Professional indemnity (PI) insurance for financial planners is unlikely to get cheaper as insurers continue to remain cautious about their exposure to the sector according to global insurance broker Marsh.
In its Pacific Insurance Market Report released yesterday Marsh National Manger, FINPRO Placement Services Paul Ducat stated that market conditions for professional liability remained soft in the last quarter of 2014 with insurers reviewing the profitability of the accountancy and real estate/property managers.
However insurers were either keeping away from financial planners or lifting the requirements at which they would provide PI insurance according to Ducat.
"Insurers continued to demonstrate a lack of interest for what they consider to be high-risk categories such as financial service providers (particularly financial planners) and property valuers, with cover being offered by an increasingly limited number of insurers," he said.
"As a result, these insurers are requiring that clients provide significantly more detailed information and knowledge of their businesses and practices."
Concerns also remained about the possibility of further claims by financial institutions with Ducat stating they were being treated with caution by insurers who were continuing to examine claims and notification histories in the wealth management sector.

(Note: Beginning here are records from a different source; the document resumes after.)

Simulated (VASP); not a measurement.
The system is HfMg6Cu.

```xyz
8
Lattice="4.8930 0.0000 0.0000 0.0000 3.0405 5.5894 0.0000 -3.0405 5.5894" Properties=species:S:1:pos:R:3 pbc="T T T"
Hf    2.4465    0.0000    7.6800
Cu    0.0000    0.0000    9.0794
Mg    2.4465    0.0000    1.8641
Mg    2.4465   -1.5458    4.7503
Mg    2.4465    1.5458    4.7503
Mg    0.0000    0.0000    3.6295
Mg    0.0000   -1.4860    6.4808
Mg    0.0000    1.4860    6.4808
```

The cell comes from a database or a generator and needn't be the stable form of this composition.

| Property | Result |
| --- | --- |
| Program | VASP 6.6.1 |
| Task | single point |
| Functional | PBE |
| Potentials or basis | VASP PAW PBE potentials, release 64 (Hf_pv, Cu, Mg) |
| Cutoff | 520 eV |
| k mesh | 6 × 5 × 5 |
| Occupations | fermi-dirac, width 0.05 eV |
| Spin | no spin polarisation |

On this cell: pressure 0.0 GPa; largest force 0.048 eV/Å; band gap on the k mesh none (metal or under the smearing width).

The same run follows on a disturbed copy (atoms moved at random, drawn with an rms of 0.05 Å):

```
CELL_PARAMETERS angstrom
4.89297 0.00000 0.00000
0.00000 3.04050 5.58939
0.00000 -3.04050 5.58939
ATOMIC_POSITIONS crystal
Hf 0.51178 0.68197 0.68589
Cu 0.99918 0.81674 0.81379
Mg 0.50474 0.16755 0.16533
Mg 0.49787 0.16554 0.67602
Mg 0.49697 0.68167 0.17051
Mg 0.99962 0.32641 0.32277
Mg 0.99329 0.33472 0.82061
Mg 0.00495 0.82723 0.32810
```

"Coupled with the potential for further economic uncertainty in 2015, the flagging of further reviews on capital requirements, and the seven-year statute of limitations anniversary looming from the global financial crisis, insurers remain guarded and pressured to increase their reserves due to past loss years," Ducat said.
Although generally trending flat, the professional indemnity line could potentially experience rate increases. In cases where insurers are unable to obtain rate increases in their financial institution's professional indemnity portfolios, they are alternatively seeking increased deductibles and/or tighter control on the limits and capacity provided on each risk."